Microsoft trying to convince users to stick with Edge browser isn’t entirely a new thing, as the company has been struggling to increase its browser userbase ever since it rolled out Windows 10.
Sometimes, however, the Redmond-based software giant turns to tactics that can easily be considered way too aggressive against its very own users.
In the past, Windows 10 displayed popups right on the desktop to highlight Edge capabilities, while in some rare cases, the default browser was reset when the operating system was updated.
Microsoft’s efforts to force users to try out and eventually run Edge as their daily drivers have pretty much failed, according to third-party data.
NetMarketShare, which is one of the leading market share data providers on the desktop, shows that Microsoft Edge is being used on a little over 4 percent of PCs, while Google Chrome, which right now is the number one choice in the browser world, has a share of more than 60 percent.
The difference is huge, and despite Microsoft struggling to bring more users to Edge, pretty much everything has been unsuccessful.
And yet, most recently the world’s number one software company has once again turned to tactics that are likely to do more harm than good.

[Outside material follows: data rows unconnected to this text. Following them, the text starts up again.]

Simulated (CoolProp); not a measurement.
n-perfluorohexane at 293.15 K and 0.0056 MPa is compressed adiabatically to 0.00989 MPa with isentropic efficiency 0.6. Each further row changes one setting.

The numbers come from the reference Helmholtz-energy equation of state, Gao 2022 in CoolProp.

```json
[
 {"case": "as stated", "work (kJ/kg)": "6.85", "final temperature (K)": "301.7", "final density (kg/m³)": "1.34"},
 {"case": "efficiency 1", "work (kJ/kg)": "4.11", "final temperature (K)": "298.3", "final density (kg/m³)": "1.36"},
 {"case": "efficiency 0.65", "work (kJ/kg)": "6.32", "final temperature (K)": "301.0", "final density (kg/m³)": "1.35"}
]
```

Whenever users attempt to install Google Chrome or Mozilla Firefox, a warning shows up to remind that Microsoft Edge is already there on Windows 10. Microsoft interrupting the installation of third-party browsers is certainly a thing that you didn’t expect, and the company says it’s only an experiment. For the time being, at least, the company wants to see how this new approach is received by the user community.
Microsoft is only trying out this behavior on Windows insider builds, and at this point, there is no plan to include it in the upcoming October 2018 Update launching next month.
However, such an approach can’t do anything good, and even worse, it only fuels the criticism that the software giant receives whenever it tries to promote Edge in a more aggressive manner.
First and foremost, interrupting the installation of third-party browsers can only lead to more frustration among users, as this makes the process as a whole take longer. This eventually affects Windows 10, an operating system that was built on the concept of boosting productivity as much as possible.
Second, by bringing these warnings in Windows 10 preview builds, Microsoft is going after the wrong audience here. Windows insiders are most often power users who are skilled enough to decide which browser they want to use, and such ads aren’t exactly their cup of tea.
A similar idea was criticized from the very beginning earlier this year when Microsoft wanted to make Edge the default browser for links in its Windows 10 apps. Most of the insiders blasted the company for forcing them to stick with a specific browser, and Microsoft eventually dropped the plan, letting users open links in their default browsers.
If there’s anything to learn from all of this is that forcing a specific app on users is never a good idea, and most of these decisions eventually backfire in one way or another.
For now, Microsoft hasn’t even made this behavior broadly available to insiders, and it’s pretty clear that nobody agrees with it. Fortunately, feedback is still important for the company, so don’t expect this new aggressive push for Microsoft Edge to make it to Windows anytime soon.
On the other hand, the company doesn’t seem too willing to give up on its strategy of making Edge a more widely-used browser one way or another, so expect similar ideas to make it to Windows 10 sooner or later.